Harry D. Flohr and Sharon G., Flohr, in their own right and as guardians of Erin E. Flohr, Jennifer Flohr and Douglas Flohr and Harry Flohr Administrator of the Estate of Dana Marie Flohr, Plaintiffs,
v.
Pennsylvania Power & Light Company, Defendant.



The opinion of the court was delivered by: DANIEL H. HUYETT, 3RD

 HUYETT, J.

 March 5, 1993

 This action arises as a result of an accident which killed Dana Marie Flohr on July 3, 1989 when she and her family were fishing at Otter Creek Recreational Area. Defendant Pennsylvania Power And Light Company now moves for summary judgment in its favor pursuant to Fed. R. Civ. P. 56. *fn1" Plaintiffs, Harry and Sharon Flohr, in their own right and as guardians of Erin, Jennifer and Douglas Flohr, and Harry Flohr as Administrator of the Estate of Dana Marie Flohr, oppose defendant's motion for summary judgment. For the reasons stated below, I shall grant defendant Pennsylvania Power And Light Company's motion.

 I. Introduction

 On or about July 3, 1989, plaintiffs ("the Flohr family") paid a fee to rent and use the facilities at the Otter Creek Recreational Area located in York County, Pennsylvania. The Otter Creek Recreational Area is owned by defendant Pennsylvania Power And Light Company ("PP&L"). On July 3, 1989, the Flohr family was fishing on the banks of the Otter Creek when a nearby tree fell across the creek and struck three members of the Flohr family. Sharon and Erin Flohr were both hit by the falling tree and sustained serious personal injuries. Dana Marie Flohr was hit directly by the tree and was killed. Harry Flohr was thrown into the Otter Creek by the impact of the falling tree. Plaintiffs allege that the tree that fell and caused these tragic events was in decaying and dangerous condition prior to falling across the Otter Creek.

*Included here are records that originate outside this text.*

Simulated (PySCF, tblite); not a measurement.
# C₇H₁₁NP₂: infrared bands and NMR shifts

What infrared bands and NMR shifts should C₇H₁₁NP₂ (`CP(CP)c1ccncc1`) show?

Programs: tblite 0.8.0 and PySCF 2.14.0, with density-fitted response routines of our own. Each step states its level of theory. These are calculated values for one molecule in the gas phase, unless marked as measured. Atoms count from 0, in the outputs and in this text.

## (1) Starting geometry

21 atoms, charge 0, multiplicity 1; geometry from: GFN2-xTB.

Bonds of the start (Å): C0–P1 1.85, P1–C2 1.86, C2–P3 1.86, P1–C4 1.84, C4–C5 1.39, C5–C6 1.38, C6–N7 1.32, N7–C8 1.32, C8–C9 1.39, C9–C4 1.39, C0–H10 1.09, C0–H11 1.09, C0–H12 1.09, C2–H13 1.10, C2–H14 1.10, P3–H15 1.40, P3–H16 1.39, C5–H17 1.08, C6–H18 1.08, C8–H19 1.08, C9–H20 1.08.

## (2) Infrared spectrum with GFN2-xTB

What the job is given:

 At the time of the accident, the Flohr family was fishing from a bank of the Otter Creek which was part of Otter Creek Recreational Area. The tree that struck them was located across the creek from plaintiffs' fishing spot on an area of wilderness that was also owned by PP&L. The tree fell across the Otter Creek to the bank where the Flohr family was fishing.

 Defendant now moves for summary judgment pursuant to Fed. R. Civ. P. 56 on the grounds that discovery did not reveal facts which would support the application of the "willful or malicious" exception contained in Section 477-6(1). Therefore, defendant argues, the immunity provided under the Recreation Act is applicable and summary judgment should be entered in its favor.

 Plaintiffs respond with several arguments which they urge preclude the entry of summary judgment. First, plaintiffs contend that defendant's failure to inspect and remove the obviously dangerous tree was a willful failure to guard or warn within the meaning of the Recreation Act. Second, plaintiffs request a reconsideration of the Court's Order of March 19, 1992, holding that the charge exception did not apply to defendant. Third, they argue that the land upon which the tree was located was not open to the public, thus the Recreation Act did not even apply. Finally, plaintiffs assert that those admissions that defendant failed to answer in a timely manner should be conclusively established as admissions for the purposes of a summary judgment motion, thereby precluding the entry of summary judgment. I shall address each of these arguments in order.

 II. Discussion

 A. Standard For Summary Judgment.

 Rule 56(c) of the Federal Rules of Civil Procedure provides that summary judgment shall be granted "if the pleadings, depositions, answers to interrogatories, and admissions on file, together with the affidavits, if any, show that there is no genuine issue as to any material fact and that the moving party is entitled to judgment as a matter of law." Fed. R. Civ. P. 56(c). The Court does not resolve questions of disputed fact, but rather simply decides whether there is a genuine issue of fact which must be resolved at trial. Anderson v. Liberty Lobby, Inc., 477 U.S. 242, 249, 91 L. Ed. 2d 202, 106 S. Ct. 2505 (1986); Ettinger v. Johnson, 556 F.2d 692 (3d Cir. 1977).

 The facts must be viewed in the light most favorable to the non-moving party, and reasonable doubt as to the existence of a genuine issue of material fact is to be resolved against the moving party. Continental Insurance Co. v. Bodie, 682 F.2d 436, 438 (3d Cir. 1982). If the moving party succeeds in showing that there is no dispute as to any issue of material fact and that it is entitled to judgment as a matter of law, then the non-moving party must respond with information to the contrary, or it will lose. National State Bank v. Federal Reserve Bank of New York, 979 F.2d 1579 (3d Cir. 1992).

 B. Immunity Under The Recreation Use and Water Act -- The Willfulness Exception

 The Pennsylvania legislature enacted the Recreation Act "to encourage owners of land to make land and water available to the public for recreational purposes by limiting their liability towards persons ...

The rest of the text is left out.